When one of the designers asks the AIA to explain PCEV however, the definition of AE does not hold up. When the AIA was discussing the potential action of shutting down hardware, there were two components that it wanted the designers to understand, (i): the reasons for shutting down this hardware, and (ii): the effects of shutting down this hardware. In the hardware case, the designers already understood (i) reasonably well. So there was no need to explain it. When AIA is asked about PCEV, there are again two components that AIA wants the designers to understand, (i): the reasons for building PCEV, and (ii): the effects of building PCEV. PCEV is a two component thing. It is simultaneously an alignment target, and also a normative moral theory. It turns out that in this case, the designers do not actually understand (i) at all. They do not understand the normative moral theory behind PCEV. So the AIA explains this normative moral theory to the designers. If the AE definition had been perfect, this would not have been a problem. In other words: if the AIA had been completely Corrigible, then this would not have been a problem.

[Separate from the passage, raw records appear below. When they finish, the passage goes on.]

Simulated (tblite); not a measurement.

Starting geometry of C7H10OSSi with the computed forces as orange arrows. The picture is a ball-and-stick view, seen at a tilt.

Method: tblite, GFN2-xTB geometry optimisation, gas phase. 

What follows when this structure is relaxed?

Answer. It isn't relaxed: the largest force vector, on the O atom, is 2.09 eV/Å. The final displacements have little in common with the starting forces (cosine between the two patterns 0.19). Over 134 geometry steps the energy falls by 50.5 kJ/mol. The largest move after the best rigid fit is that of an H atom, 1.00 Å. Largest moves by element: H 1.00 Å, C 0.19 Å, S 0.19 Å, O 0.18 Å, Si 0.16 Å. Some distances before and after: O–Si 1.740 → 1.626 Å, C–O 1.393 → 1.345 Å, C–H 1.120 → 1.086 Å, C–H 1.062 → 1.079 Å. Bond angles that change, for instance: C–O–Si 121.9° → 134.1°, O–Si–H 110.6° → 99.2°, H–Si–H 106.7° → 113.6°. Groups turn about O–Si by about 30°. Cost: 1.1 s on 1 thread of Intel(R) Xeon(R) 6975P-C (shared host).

But it turns out that the people that designed the Corrigibility method did not in fact have a sufficiently good understanding of concepts along the lines of: ``normative moral theories'', ``explanations'', ``understanding'', etc (understanding these concepts sufficiently well was a realistic outcome. But in this scenario the designers failed to do so). As a result, the AE definition is not perfect, and the AIA is only partly Corrigible. So, the AIA ``explains'' the ``normative moral theory of PCEV'' until the designers ``understand'' it (using an explanation that counts as AE). This results in designers that feel a moral obligation to implement PCEV, regardless of what the result is. This new moral framework is robust to learning what happened. So, the result is a set of fully informed designers that are fully committed to implementing PCEV. So, the outcome is massively worse than extinction. (one way to reduce the probability of scenarios along these lines, is to make progress on ATA. Thus: even the existence of an AI that seems to be completely corrigible, is not an argument against the need to make progress on ATA. This also works as a way of gesturing at the more general point, that I was trying to gesture at in the first post)

(Wei Dai has been talking about related things for quite a while)